From CBS Sports' Jack Maloney last week:

Of the 10 players taking at least four mid-range shots per game this season, no one has been more efficient than Brown... Since 1996-97, which is as far back as the NBA's tracking data goes, the only player to shoot 50% or better on at least six mid-range attempts per game for an entire season is Kevin Durant, who did so three times (2022, 2023, 2024). 

Brown is having to create more for himself this year for the obvious reason that Tatum, who typically drew the most defensive attention and allowed Brown to attack more against defenses already in rotation, isn't around. His isolation and pick-and-roll frequencies are both career highs, per Synergy. 

Almost 64% of Brown's buckets this season have been unassisted (up from 53% last year and 52% in the championship season), and over 76% of them have been off the dribble, per Synergy, another career high by a mile. 

Brown has never been on this kind of solo scoring mission, and he's discovering depths in his proverbial bag (particularly with his handle against pressure) that a lot of people, despite the Finals MVP and proven bucket-getting track record, didn't always believe were quite up to superstar standards. 

Even when he catches off a screen, he's still often putting the ball on the floor to get to what he feels is a more comfortable spot -- even if modern numbers will tell you he should just stay behind the 3-point line, where he's actually only been a league-average shooter so far. 

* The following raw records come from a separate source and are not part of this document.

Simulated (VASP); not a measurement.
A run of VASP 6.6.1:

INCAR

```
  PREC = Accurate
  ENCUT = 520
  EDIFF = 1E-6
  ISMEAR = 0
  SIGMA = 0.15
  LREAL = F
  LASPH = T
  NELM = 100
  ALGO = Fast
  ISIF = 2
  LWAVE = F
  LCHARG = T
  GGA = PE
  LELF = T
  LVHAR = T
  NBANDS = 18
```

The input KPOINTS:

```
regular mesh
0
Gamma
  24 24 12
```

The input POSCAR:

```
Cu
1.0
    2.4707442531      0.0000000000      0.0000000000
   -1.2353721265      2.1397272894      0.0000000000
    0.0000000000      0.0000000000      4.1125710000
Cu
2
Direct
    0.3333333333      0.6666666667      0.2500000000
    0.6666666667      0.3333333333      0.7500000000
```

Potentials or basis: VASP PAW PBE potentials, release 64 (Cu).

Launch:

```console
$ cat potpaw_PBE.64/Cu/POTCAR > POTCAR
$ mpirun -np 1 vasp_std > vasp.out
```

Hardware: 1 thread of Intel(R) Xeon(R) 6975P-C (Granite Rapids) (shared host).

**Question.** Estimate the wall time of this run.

"A lot of people look at the game analytically, and they look at the percentages or whatever, but for me, to get into a comfort zone on the floor helps make all the other shots so much easier," Brown said earlier this season. "Once you see one go in, once you see them go down, then the 3-ball gets going.

"[The mid-range shot has] always been something that kind of can get me going. But the analytics won't show the potential of somebody getting hot."

Brown, who lives in the middle of the floor and is as effective as anyone at using his body to bump, back and twist his way into premium pull-up position, has certainly been hot this season. But he's not the only Celtic lighting it up from these supposedly inefficient spots. 

Payton Pritchard is a 2-point assassin

Stop a hundred random basketball fans on the street and ask them what kind of player Pritchard is and just about every one of them is going to say "3-point shooter." They won't be wrong. Pritchard is a career 39% shooter from deep. He'a already seventh on the Celtics' all-time 3-point list and should pass Ray Allen for No. 6 this season. Last year, 72% of his non-garbage-time shots came from beyond the arc, per CTG, the league's highest frequency among all qualifying point guards. 

But Pritchard is a lot more than just a shooter. He's a scorer in every sense. They call him Playground P because he has an And-1 handle and uses it to cook with the sort of spice you would more expect from Kyrie Irving. Here'a a tiny cut of his mix tape. 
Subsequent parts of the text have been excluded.